Tenor saxophonist Melissa Aldana will perform at the Jefferson Center on February 17 at 7 pm and again at 9 pm. A rising tenor saxophone star, Aldana recently released her second trio album (and fourth as a leader). “Back Home” unveils a powerful musical creation by Aldana and her illustrious bandmates. Not so much reminiscent of a specific place, “Back Home” evokes something a little deeper for Aldana.
“Back Home is a tribute to Sonny Rollins, who has been a huge influence on me since I was ten years old,” she explains. “It makes a reference to the first time I heard him playing back home in Chile. I completely fell in love with the sound of his tenor. He is organic and funny. Those are some of the most important elements in music. It’s like he’s having a conversation with you, and you can hear how he’s taking risks and trying new things. Those are the elements I want to have in my own playing.”

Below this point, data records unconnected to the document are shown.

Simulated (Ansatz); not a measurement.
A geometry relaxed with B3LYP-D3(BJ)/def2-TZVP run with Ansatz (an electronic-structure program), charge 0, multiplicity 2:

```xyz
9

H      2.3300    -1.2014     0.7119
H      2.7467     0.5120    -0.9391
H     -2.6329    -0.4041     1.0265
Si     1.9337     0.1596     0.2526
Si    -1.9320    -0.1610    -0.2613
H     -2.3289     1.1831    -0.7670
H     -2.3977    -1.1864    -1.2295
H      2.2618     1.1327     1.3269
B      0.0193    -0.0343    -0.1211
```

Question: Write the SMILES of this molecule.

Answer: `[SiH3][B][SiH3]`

Aldana describes her relationship with the tenor saxophone as a lifelong commitment. The journey with the instrument has allowed her to mature as an artist, and her dedication to it remains. From New York to Montreal (and around the world), she carries that pivotal moment when she first heard Sonny Rollins play with her in addition to the lessons she has learned from other artistic influences. In this way, she can allow the music she creates to tell the story of her travels, experiences, and personal growth.
On “Back Home” she includes a track called “Time” that is a “meditation on her life since departing Chile.” She has described the nostalgic track as a reflection of the last nine years of her life. As the tenor saxophone carries the listener through the ups and downs of the accumulated time, it is not hard to give over the memories of one’s own adventures. This is exactly the impact Aldana hopes to have with her work.
“I hope [the audience] has fun and goes on a trip with the music. Also, I hope they enjoy it as much as I did when I recorded the album,” she adds.
Joining Aldana for her February 17 show are Sam Harris on the piano, Thomas Crane on the drums, and Pablo Menares on the bass. Together, they project an “uncommonly full orchestral sound, rich in spiritual intensity, all in the absence of a harmony instrument.” The experience is one that Roanoke audiences are unlikely to forget, and Aldana is excited to introduce both new and returning fans to her new music.